That story about a group of Poles allegedly flying into Ireland every month to collect welfare is yet another reminder of how dramatically the country has changed in 20 years. It struck a particular chord with me because, once upon a time, I might have had a role in the fraud investigation.
Back in the mid-1980s, I worked for a while in the Department of Social Welfare, in a section called UA/UB Decisions. The UA/UB bit stood for Unemployment Assistance and Unemployment Benefit - disputes about these were referred to us by the employment exchanges. But what little glamour the job had derived from the abbreviation by which the section was popularly known. We always used this when answering the phone, picking up the receiver and announcing, simply: "Decisions". Not even the Taoiseach gets to say that.

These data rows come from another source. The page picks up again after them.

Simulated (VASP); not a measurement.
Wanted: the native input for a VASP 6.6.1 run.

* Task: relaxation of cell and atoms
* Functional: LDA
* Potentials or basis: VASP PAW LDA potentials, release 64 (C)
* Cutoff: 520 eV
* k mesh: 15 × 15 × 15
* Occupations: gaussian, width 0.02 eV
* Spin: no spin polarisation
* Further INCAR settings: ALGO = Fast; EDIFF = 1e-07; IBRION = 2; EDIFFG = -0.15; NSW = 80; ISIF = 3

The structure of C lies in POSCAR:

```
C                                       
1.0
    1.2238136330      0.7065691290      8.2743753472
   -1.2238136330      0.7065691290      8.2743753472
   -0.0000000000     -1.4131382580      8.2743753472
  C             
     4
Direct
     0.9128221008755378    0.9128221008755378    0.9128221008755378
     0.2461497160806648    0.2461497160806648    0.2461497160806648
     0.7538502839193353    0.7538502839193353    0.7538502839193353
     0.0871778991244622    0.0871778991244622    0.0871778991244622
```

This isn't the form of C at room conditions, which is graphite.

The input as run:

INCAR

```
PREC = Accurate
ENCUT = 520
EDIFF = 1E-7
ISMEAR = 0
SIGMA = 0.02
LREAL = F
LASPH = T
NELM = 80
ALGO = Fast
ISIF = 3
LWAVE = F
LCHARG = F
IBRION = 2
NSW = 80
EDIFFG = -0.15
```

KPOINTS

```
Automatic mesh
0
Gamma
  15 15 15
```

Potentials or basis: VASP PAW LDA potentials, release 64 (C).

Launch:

The 1980s was a boom period for social welfare, with record growth on all schemes. If you had written a book then predicting the emergence of a wealthy Ireland that would be a magnet for migrants, some of whom would fly here from Poland to collect welfare (allegedly), taking advantage of an Irish-inspired revolution in low-cost air travel, bookshops would have filed your work under "science fiction". Also, it would have been assumed you were on drugs.
Fraud was not my brief, most of the time. My speciality was family problems, typically involving male welfare recipients who drank or gambled all the money. As well as being before Ryanair and the fall of Communism, this was the tail-end of the era when a man automatically received all the dependants' allowances, even if his wife was claiming too.
So distraught women often complained to the employment exchanges, and the exchanges would ring Dublin, where a confident-sounding young man would answer the phone saying: "Decisions". Solomon-like, the man would then ask the exchange to secure independent corroboration of the family circumstances - following which, a discreet arrangement would be made to redistribute the money.
That was the sort of thing I did, mostly. But there was an occasion once when I was briefly assigned to fraud; and for a while, investigations by welfare officers would land on my desk. They were mostly routine cases, where guilt had been admitted and the offenders were already repaying the money at 50p a week, with a promise to increase this if they got a job. The only individual case I remember ever dealing with involved a Traveller family.
I mention they were Travellers only because the lack of a fixed address - and a multiplicity of non-fixed ones - was central to their alleged activities. These included a cross-border element, involving the only border that welfare recipients could afford to cross back then. And the case stands out in my memory because it caused all decisiveness to desert me.
Their file was at least two inches thick. It covered three or possibly four generations of the family, led by a genius who, according to the investigator, had committed "every possible permutation" of UA/UB fraud, including claims for fictional children. The investigation appeared to be a masterpiece too. The trouble was I didn't know where to start with it.
Partly this was because of the investigator's handwriting (the file was entirely handwritten), which was all but illegible. The officer concerned was in every other way a model professional. He was so fastidious in his work, it was joked that the appearance of his car anywhere near a building site resulted in men scampering down ladders and fleeing across fields.
But his writing was atrocious. It wasn't untidy, like a doctor's. On the contrary, it was as neat as everything else he did. It's just that his calligraphic style did not involve closing any loops, so that his a's and o's looked like u's, his q's looked like y's, and his p's looked like upside down h's. I spent long periods staring at it. But I was as helpless as the early Egyptologists before they found the Rosetta Stone.
He bought a typewriter later, or was given one. And even in this case, he had succeeded in his main goal: ending the scam. Once rumbled, the family had fled the jurisdiction. A successful prosecution or recovery of money now was unlikely.
I can't even remember what was required of me in the case: a rubber stamp of some kind, probably. But whatever it was, I failed to supply it during my short stint in fraud. The file just sat there on the desk, rebuking me every time I picked up the phone and said: "Decisions". Just as I had inherited it from my predecessor, I bequeathed it in due course.
I enjoyed my time in social welfare. The period coincided with a push to get us to wear name-tags, so that we would not be the "faceless civil servants" of popular scorn. I remembered that when, a few months after I left, a former colleague - like me a "deciding officer" - was dragged from his house one night and shot in both legs.
He was the unfortunate person to whom the task of ending the dole payments of one Martin Cahill devolved, after it emerged that Cahill was Ireland's leading criminal. I read of the shooting in Australia, where I was on the first year of a career break. And amid the sympathy I felt for a colleague - who has recovered and flourished since, happily - I couldn't help the thought that getting out of social welfare when I did had been one of my better decisions.